After Floyd was murdered by Minneapolis police, solidarity statements and pledges to take action came from a range of institutions. P.J. Hill, vice president of the Minneapolis NAACP, said there's been progress - but not enough follow-through to help Black businesses and smaller nonprofits navigate new investments and grants.
"There's so much red tape to go through that it makes people fatigued," he said, "and then the money is just too slow."
A recent milestone is the opening of Minnesota's first-ever Black-owned bank. But researchers suggest a long road ahead in reducing economic disparities. The Brookings Institution pegs the U.S. racial wealth gap at $10 trillion. Meanwhile, Biden's action received praise from civil-rights groups, but they have noted that the George Floyd Justice in Policing Act still awaits final approval in Congress.
Hill encouraged allies in the white community to keep looking inward - to reflect on their own unconscious bias and spark conversations within their networks. He said that urgency can't be allowed to dissipate in the days after a tragedy.
"What about after the news cycle? Continue to make that investment, continue to have that same fire, which is tough for us all to do," he said, "but I think it's going to take a concerted effort on all of our parts to really make the change that we would like to see."

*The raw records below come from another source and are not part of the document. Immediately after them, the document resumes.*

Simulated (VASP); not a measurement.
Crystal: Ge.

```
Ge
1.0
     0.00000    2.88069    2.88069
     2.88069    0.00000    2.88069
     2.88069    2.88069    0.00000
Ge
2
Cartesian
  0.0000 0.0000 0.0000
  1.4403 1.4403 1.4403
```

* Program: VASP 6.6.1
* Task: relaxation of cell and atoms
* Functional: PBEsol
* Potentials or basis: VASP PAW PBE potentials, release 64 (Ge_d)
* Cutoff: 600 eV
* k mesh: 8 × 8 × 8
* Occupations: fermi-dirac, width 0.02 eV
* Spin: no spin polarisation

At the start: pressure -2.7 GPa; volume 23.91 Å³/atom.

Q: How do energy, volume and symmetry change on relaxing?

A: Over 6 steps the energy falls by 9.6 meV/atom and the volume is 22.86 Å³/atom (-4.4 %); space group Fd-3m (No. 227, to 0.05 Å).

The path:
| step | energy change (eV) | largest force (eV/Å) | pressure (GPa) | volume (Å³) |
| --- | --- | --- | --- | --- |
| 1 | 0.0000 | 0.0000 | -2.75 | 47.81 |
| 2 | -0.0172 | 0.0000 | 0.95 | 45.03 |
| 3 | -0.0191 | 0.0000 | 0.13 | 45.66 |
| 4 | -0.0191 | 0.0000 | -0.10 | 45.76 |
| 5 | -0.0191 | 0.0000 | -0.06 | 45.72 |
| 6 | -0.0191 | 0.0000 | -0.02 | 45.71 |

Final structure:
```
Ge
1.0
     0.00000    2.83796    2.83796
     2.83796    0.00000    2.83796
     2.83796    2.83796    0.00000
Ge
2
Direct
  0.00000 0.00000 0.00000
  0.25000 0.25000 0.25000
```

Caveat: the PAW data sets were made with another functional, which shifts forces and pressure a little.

In the Fargo-Moorhead area, Cani Aiden, who assists immigrant communities as community liaison officer at the Afro American Development Association, said the region expressed a supportive tone after Floyd's death. But he noted that hate crimes still cloud the issue, and a lack of diversity in local institutions is glaring.
"For example, the city that I live [in] now, when you see the employees, it's not totally diverse," he said. "I want to see diverse people, people working together."